Although women small business owners are still outnumbered by men, the growth rate of women owners has been steadily growing over the past decades. This growth has prompted research about gender differences among business owners, especially the issue of credit rationing.
To examine this issue further, Naranchimeg Mijid, PhD, professor of economics at Central Connecticut State University, and Alexandra Bernasek, PhD, professor of economics at Colorado State University, conducted a study to determine if women business owners were given the same access to credit lines as their male counterparts.
“One of the most pressing issues for small businesses is access to bank credit,” the authors wrote in the study, which was published in The Social Science Journal. “Given evidence that women are more likely to be denied access to credit, it is important to know if this has to do with relevant characteristics of the firm, such as the industry they operate in, the size of the firm, the performance of the firm and the creditworthiness of the owner, or if it has to do with gender of the owner.”
According to the study, research has shown that women-owned businesses do not have the same access to credit as men-owned businesses. Furthermore, they experience higher loan application rates and loan denial rates ,and if approved for a loan, receive smaller amounts than men.
“Such observations raise the question of whether or not lack of access to credit is a factor in the relative underperformance of women-owned firms,” the authors wrote.
To analyze this, the researchers used data from the 2003 Survey of Small Business Finances, a study conducted by the Federal Reserve Board of businesses that employ fewer than 500 people. The sample included 2,820 firms in which one owner had the majority of shares. Women-owned firms were 24% of the sample. The sample also included discouraged borrowers — those who did not apply for a loan because of fear of rejection, who are not typically included in studies about credit rationing.
The researchers used a theoretical model to test the effect of the predicted probability of denial on a firm’s decision to apply for loan. The analysis was conducted in two stages. First, the researchers estimated for firms that applied for a loan and calculated the probability of denial including applicants who actually applied and discouraged applicants. In the second stage, probabilities of denial were estimated.

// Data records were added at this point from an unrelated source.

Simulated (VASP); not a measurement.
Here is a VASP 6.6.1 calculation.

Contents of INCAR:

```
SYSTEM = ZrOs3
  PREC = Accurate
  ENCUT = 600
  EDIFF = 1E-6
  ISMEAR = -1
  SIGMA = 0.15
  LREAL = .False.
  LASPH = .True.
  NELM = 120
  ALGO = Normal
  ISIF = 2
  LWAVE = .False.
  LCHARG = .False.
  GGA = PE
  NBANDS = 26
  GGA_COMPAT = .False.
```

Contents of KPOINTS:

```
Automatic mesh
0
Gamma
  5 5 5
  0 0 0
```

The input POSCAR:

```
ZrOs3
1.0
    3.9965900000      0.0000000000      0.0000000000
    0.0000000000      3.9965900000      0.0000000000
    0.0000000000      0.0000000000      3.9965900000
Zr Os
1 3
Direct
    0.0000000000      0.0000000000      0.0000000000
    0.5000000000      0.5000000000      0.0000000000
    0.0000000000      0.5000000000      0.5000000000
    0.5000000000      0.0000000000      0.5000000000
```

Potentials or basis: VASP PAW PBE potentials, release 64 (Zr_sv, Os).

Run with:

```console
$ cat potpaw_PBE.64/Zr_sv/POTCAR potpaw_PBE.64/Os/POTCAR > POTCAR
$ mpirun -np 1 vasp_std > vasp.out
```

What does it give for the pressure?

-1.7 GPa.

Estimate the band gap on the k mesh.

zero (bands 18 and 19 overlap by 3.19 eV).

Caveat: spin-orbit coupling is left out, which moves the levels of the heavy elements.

They then tested these results against five hypotheses to determine any systematic differences between women- and men-owned firms: women-owned firms have the same average probability of denial as men-owned firms; banks use the same criteria to evaluate loan applications for women- and men-owned firms; the size of the coefficients of the control variables on the probability of denial for women-owned firms does not differ from their men-owned counterparts; women-owned firms apply for credit at the same rate as men-owned firms, and; the probability of denial does not negatively affect the owner’s probability of applying for a loan regardless of the gender of the business owner.
Higher denial rates
The researchers found that women-owned firms had higher loan denial rates than their male counterparts, suggesting that credit rationing is not gender neutral. However, these loan denial rates were related to business characteristics, because women-owned businesses tend to be smaller and more heavily concentrated in the service and retail industries. They also found that women lack confidence in their ability to secure a loan, so they don’t apply.
“Results suggest that credit rationing for women-owned businesses has more to do with business characteristics rather than the result of discriminatory lending on the part of banks,” the authors wrote. “Furthermore, women’s lower loan application rates persist even in circumstances where loan denial rates are similar to men’s suggesting that women ration themselves. These results are consistent with the studies that do not find evidence of discrimination in lending to women-owned firms.”